Sunday, January 20, 2008

California's Gold

I was bummed when I thought I didn't have a bona fide hobby, but of course I've since realized I have a handful of great ones. At the top of my list lately has been exploring California.

When I talk about California, I get a super dork-out expression on my face, like I'm talking in a thick old-country accent about how the gold-paved U.S. opened its arms to me after I fled the pogroms, and it's not uncommon for me to tear up—no kidding. I even got emotional putting the new tags on my California plates this morning (I know, I know). In general my joy quotient has soared since I moved back almost two years ago. I've spent chunks of time in San Diego, Ventura, Lake Tahoe, Catalina, Palm Springs, Yosemite, and wine country, plus toured endlessly around the bay area and all manner of L.A. neighborhoods—and even enjoyed a quality summer afternoon in the Inland Empire. I really can't get enough, and it's inexhaustible anyway.

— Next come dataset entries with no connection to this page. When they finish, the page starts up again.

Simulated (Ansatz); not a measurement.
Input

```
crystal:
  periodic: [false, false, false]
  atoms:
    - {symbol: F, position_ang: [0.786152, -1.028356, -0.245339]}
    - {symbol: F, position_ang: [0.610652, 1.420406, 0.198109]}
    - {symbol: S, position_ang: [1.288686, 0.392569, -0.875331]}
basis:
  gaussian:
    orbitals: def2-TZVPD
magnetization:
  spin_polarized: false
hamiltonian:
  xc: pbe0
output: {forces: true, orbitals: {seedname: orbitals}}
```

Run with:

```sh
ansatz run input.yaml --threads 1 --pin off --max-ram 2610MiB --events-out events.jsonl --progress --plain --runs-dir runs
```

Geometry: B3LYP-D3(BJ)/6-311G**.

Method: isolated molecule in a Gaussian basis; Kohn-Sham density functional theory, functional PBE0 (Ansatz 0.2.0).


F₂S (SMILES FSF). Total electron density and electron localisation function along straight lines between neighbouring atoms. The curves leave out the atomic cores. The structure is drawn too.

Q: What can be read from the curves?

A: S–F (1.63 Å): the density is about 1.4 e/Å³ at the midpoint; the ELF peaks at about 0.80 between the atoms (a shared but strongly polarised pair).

My latest thing is reading guidebooks even for places with which I thought I was already familiar; it's fun to drive around your own city and look things up in the index (plus it informs my Southern California-specific job, and my general knowledge base for living). This weekend was very guidebook-able, with a hike Saturday in Temescal Canyon, and then an impromptu Pasadena tour on Sunday, including the Norton Simon museum, Gamble house, and the Doo-Dah parade (OK, that one kind of got old, but the ease of access to the noodle shop and French Connection on the closed-to-traffic Colorado Boulevard broke up the monotony).

We were so touristed-out by the end of the day that we might have made our patented fake-snoring noise (I don't know how to render it in type, but it's something like chuuuh-syooo with a little whistle at the end) discretely in the 15th-century gallery shortly before museum-closing time. (And then we went to Home Depot. These days I find that it's best to be utterly physically exhausted by the end of the day if I want to have a prayer at beating my insomnia once I drop into bed.) And it was so worth it.

Incidentally, I came home to see that Huell Howser was also exploring Pasadena on his show. I'm kind of obsessed with Huell, and always think about what his reactions would be to things I see, mostly along the lines of "wow" and "that's amazing," and I imagine the sound of his silly voice and feel totally comforted. I could watch Huell on loop all day, every day. (I could do the same with First 48 and Forensic FilesR.I.P. Court TV—but those are indefensible.)

At any rate, at the risk of being too pat, I think we can all learn an important thing about enjoying life and about adventuring from the wide-eyed, voracious view-slurping Huell Howser.

And that's California's gold, for real.

4 comments:

mexi melt said...

shouts out to pasadena!

i spent so many years there growing up in what i think are possibly the most gorgeous suburbs!
the norten simon is one of my faves! great degas, van gough, picasso & sculpture collection.

sorry to have missed you while in the eat side but i know you had a great tour guide.

annabel lee los angeles said...

I love Huell, too! That someone from Tennessee can come to our home state and be so passionate about it says a lot about how wonderful it is!

And like you, I also gained a new appreciation of CA and L.A. after coming back from NY state... I guess sometimes it takes a little distance to realize that everything you were looking for was all around you to begin with.

OUTGOING MAIL ON TREO 650 said...

You should read City of Quartz if you havent already. It made me love California (and LA especially) even more after reading it.

Avril said...

To summarize annabel lee, in the immortal words of my grandma, "Everyvhere ees eet nice, but home ees eet de best." That's certainly true here in Cali.